Being an ‘Entrepreneur’

23rd September 2011
Posted in Blog

It’s taken me a long time to be comfortable with the term entrepreneur or being able to label myself with the title Entrepreneur. I always thought the term was only worthy for those who have achieved true success, those who reach the pinnacle of their industry or built enormous corporate empires. Then you can be called an ‘entrepreneur’ – a deserved title for those who have achieved.

There are two reasons I’ve become more comfortable with the term. The first is the realisation that the Sir Richard Bransons, and the Lord Sugars, that we’ve come to know and love, had to start somewhere. They didn’t just wake up one morning with business empires and already leaders of their industry. They had an idea, something we are all capable of producing.

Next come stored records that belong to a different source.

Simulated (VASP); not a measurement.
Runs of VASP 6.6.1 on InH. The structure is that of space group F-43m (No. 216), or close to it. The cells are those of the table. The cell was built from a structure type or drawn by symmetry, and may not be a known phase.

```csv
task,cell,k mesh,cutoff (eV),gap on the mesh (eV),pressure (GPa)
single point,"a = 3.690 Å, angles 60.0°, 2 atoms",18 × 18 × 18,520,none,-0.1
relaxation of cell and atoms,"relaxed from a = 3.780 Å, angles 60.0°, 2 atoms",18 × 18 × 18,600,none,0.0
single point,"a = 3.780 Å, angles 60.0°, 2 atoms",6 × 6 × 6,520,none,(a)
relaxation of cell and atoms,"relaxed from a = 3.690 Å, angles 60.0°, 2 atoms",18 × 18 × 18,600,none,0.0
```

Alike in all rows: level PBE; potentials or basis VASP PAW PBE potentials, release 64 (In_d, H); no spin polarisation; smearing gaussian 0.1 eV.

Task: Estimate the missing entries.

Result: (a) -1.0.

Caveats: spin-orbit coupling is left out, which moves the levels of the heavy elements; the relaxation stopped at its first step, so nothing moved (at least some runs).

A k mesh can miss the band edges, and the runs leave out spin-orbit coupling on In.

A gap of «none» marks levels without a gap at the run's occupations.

The second reason I have become more comfortable with the term entrepreneur is the acknowledgement of the fact that it’s ok to fail, as long as you pick yourself back up and carry on. Something a good entrepreneur is capable of doing.

They weigh up their options and take action. The ‘great entrepreneurs’ took a series of steps which moved them forward. They had no guarantees that what they were doing would succeed. They made some errors, they learnt something and they recalculated. They carried on. Slowly but surely they turned their ideas into reality.

At the recent launch evening of the New Entrepreneurs Foundation (NEF), Alastair Lukies (CEO and Co-founder of Monitise) inspired those of us participating on the programme to take the path less trod.

I am now comfortable with term entrepreneur and believe it is a process and a path not a title you are awarded following success.